New York’s Miserable Voter Turnout Isn’t an Accident

New Yorkers have become much too accustomed to civic embarrassment. You’d think the state would cringe to see that it came in fourth from the bottom in voter turnout in last week’s midterm election. Only 28.8 percent of eligible voters showed up, a level of indifference that the Editorial Board called “shameful” in this morning’s editorial. That’s the lowest turnout for a gubernatorial election since the state began keeping records.

But minimal participation has been a fact for years, and now it’s taken for granted. In 2012, the state was 44th in the country in turnout, and that was in a presidential election year. Many voters went through the usual tired calculation: The state’s going to vote for President Obama anyway, I don’t care about any of the other races, and why walk a few blocks out of my way to the polling place when there could be lines and broken machines and election workers who don’t know what they’re doing?

The low turnout is a major reason for the state’s distinguished history in sending crooks, machine politicians and incompetents to Albany. Many of those incompetents like the system just the way it is, and have resisted all attempts at reform, because any improvements might just succeed in bringing more annoying voters to the polls. More voters mean more scrutiny, the least welcome commodity in any state capital.

Earlier this year, Democrats in the Assembly passed a bill that would have made voting much easier, and almost certainly would have increased turnout. It would have established a 15-day early voting period for general elections, with eight days for primaries. People could vote on weekends or any day that’s convenient for them, eliminating the excuse that they were too busy to vote.

More than 30 states have some form of early voting, which has proved popular everywhere it’s been tried. (And it would make life easier here on the editorial board. Every time we criticize a state like Ohio or North Carolina for cutting back on early voting, someone calls us hypocrites for having no early voting days in New York.)

The bill died, as so many hopes do, in the state Senate, which is controlled by Republicans. The leaders there sounded the usual hollow objections: it’s too expensive, too complicated, we don’t really need it. The most Albany of all explanations came from Dean Skelos, the Senate Republican leader, who raised the frightening possibility that a voter would cast an early ballot for a candidate who is then arrested just before Election Day. Yes, that could definitely happen, but around here it’s more likely the candidate would be arrested after being sworn in.

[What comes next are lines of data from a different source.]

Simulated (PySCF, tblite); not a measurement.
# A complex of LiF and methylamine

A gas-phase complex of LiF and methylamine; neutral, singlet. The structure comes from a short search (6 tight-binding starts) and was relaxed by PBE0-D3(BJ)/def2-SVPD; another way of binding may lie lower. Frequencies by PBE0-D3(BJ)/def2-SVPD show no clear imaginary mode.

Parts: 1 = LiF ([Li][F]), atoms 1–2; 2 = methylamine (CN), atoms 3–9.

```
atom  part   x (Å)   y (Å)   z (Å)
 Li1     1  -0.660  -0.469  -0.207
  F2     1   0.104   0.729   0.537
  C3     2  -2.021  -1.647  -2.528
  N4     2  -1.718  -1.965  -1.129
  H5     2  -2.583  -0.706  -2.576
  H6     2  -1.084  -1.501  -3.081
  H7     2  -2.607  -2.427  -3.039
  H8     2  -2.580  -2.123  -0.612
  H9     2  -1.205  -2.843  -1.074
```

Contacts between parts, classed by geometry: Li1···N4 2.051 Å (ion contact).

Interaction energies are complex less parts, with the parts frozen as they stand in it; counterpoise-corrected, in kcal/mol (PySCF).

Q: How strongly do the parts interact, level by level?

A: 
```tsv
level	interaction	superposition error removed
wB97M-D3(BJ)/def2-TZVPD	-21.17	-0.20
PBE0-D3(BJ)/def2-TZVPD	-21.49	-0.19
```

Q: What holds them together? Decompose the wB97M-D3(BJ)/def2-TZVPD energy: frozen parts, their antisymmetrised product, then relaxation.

Gov. Andrew Cuomo supported that bill, and spoke up for early voting in his 2013 State of the State speech, nearly two years ago. But there’s no mention of early voting in this year’s book of campaign pledges. About as close as he comes is a promise to tweak the state’s voter registration system, closing registration 10 days before an election instead of the current 25 days.

Although that would give more time to register, it’s not going to substantially alter the state’s miserable turnout. Early voting would, and so would a mail ballot system, like the ones that have substantially increased participation in Colorado, Oregon and Washington. But if the state’s most powerful official has given up trying to change the system, presumably because he’s absorbed with higher priorities than improving democracy, then it’s a good bet New York will remain at the bottom of the list for many years.